Even in my most enthusiastic cooking moments, and in spite of how delicious they sound, I cannot imagine slicing open some good raisins, sandwiching them together with a mixture of herbs, and frying them.
These intriguing treats are called ‘dropt razins’ –I have yet to develop a theory about the name (they are ‘dropped’ into the pan?) - and instructions for making them appears in John Murrell’s New Booke of Cookerie published in 1617. The recipe references the ‘foresaid stuff’ in the previous recipe, which also sounds most deliciously interesting, so I give you both:
To make French puffes with greene Hearbes.
Take Spinage, Parsley, Endive, a sprigge or two of Savory: mince them very fine: season them with Nutmeg, Ginger, and Sugar. Wet them with Egges, according to the quantitie of the Hearbes, more or lesse.

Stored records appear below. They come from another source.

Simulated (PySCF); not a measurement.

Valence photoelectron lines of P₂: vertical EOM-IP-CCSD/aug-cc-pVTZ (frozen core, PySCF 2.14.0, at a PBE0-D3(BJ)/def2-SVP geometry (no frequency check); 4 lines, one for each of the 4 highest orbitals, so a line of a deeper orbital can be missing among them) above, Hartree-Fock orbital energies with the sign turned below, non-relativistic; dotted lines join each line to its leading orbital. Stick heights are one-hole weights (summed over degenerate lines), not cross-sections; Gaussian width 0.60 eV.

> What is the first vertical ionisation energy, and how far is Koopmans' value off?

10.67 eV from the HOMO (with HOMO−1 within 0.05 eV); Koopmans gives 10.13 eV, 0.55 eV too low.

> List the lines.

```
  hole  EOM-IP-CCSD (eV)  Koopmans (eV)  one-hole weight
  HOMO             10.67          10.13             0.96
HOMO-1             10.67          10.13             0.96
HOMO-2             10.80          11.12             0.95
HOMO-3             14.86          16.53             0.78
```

Then take the coare of a Lemmon, cut it in round slices very thinne: put to every slice of your Lemmon one spoonful of this stuffe. Then frye it with sweet Lard in a frying-panne as you fry Egges, and serve them with sippets, or without, sprinkle them eyther with White-wine or Sacke, or any other Wine, saving Rennish-wine. Serve them eyther at Dinner or Supper.
Take the fairest Razins of the Sun, slit them on one side: lay them open, as round and broad as you can. Then take the aforesaid hearbs mint and seasoned, and lay betwixt two razins as many as you can close between them. Take half a spoonful of the foresaid stuffe that you fryed your Lemons with: frye them browne.